One of the obstacles to approving the state budget for the 2023-2024 fiscal year was a disagreement over how to further revise New York’s cash bail process.
There is no question that the bail system needed to be reformed. Numerous defendants were spending prolonged periods of time incarcerated before standing trial simply because they couldn’t raise the bail set by a judge.
The primary function of bail is to act as leverage against those accused of criminal acts failing to appear at mandatory court proceedings. If they don’t want to lose the money they’ve put up for bail, they better not skip town.
But far too many defendants who do not pose a flight risk wind up sitting in jail for months — if not longer — due to their economic status. Bail is not supposed to be used to punish people before they’ve been convicted of any crime.

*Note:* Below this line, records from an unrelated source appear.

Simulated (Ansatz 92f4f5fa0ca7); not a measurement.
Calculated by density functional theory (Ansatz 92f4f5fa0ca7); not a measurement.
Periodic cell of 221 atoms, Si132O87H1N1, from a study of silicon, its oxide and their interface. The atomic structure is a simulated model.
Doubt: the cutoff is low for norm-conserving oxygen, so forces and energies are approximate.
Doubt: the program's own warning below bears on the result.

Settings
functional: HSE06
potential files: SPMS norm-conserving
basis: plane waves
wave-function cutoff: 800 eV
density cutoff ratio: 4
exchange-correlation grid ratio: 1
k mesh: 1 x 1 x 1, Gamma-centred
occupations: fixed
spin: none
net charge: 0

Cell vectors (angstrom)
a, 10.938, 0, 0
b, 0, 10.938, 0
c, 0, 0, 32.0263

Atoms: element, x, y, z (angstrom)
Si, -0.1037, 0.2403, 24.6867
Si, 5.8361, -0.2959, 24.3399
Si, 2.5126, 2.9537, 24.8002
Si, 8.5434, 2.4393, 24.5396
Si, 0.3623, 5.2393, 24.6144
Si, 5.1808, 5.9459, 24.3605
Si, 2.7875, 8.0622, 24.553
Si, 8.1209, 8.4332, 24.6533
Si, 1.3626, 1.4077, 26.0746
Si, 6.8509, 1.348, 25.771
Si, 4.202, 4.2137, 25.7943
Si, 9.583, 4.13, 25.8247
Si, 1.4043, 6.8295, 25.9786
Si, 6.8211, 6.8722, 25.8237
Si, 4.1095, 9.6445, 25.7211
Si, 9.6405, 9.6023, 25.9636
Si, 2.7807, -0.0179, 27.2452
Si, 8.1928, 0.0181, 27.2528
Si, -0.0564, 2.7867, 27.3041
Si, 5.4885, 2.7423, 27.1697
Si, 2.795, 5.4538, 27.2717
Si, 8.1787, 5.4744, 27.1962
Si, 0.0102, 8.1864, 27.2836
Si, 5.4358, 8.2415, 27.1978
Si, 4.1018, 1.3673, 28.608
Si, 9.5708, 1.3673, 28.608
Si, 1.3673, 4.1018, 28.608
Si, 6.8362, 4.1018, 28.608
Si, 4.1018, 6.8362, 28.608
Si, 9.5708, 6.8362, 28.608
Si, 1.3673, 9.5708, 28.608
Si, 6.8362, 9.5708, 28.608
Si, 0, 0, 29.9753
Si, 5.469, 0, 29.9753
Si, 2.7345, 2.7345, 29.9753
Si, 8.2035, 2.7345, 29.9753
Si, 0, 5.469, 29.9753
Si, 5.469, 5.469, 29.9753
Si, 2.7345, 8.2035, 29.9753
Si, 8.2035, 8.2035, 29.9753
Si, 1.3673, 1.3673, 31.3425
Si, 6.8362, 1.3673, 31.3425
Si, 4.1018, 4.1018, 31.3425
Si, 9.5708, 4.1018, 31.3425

So if some lower-income individuals are compelled to serve time prior to receiving due process, an injustice has occurred. Striving to implement policies to correct this problem was entirely appropriate.
However, lawmakers in Albany went too far in the legislation they passed in 2019 to address this concern. These measures took effect Jan. 1, 2020, and a growing chorus called for them to take another look at this problem.
This law established criteria for judges to take into account when setting bail. It also mandated new rules for prosecutors in the discovery phase and additional procedures for police officers in investigating crimes. Many representatives of the criminal justice system said this law imposed overly burdensome regulations on them and would hamper their ability to carry out their law enforcement duties.
Critics of the bail reform measure asserted that crime in certain areas of the state, particularly New York City, increased because defendants were released without cash bail. There are many factors involved in rising crime statistics, so claiming it’s primarily due to bail reform is inaccurate. However, the issue caught the attention of state officials, who felt the need to take action.
State legislators tweaked the bail reform law on a couple of occasions, once in the spring of 2020 and once in the spring of 2022. As the state Legislature embarked upon negotiations for the new budget this session, Gov. Kathleen C. Hochul once again called for additional changes be made to the law. Last week, lawmakers and Hochul said they reached a tentative agreement on this plan.
“A budget deal is finally coming together as Gov. Kathleen Hochul and legislative leaders reportedly reached a tentative agreement [April 17] that would give judges more discretion to set bail for serious crimes,” according to a New York Daily New story published April 18 by the Watertown Daily Times. “Hochul’s insistence on including overhauls to New York’s bail laws has hampered negotiations for weeks and left the state without a spending plan despite the April 1 start of a new fiscal year. The compromise, City & State reports, could grant jurists greater leeway to set bail in violent felony cases by removing the ‘least restrictive means’ requirement — but would keep in place a section of the law defining bail as a tool to ensure a defendant returns to court.”
Time will tell if these changes will make the kinds of improvements needed to strike the proper balance between ensuring the rights of criminal defendants and promoting public safety. But we commend Hochul and lawmakers for making additional changes to a flawed process, and we encourage them to remain open to further revisions.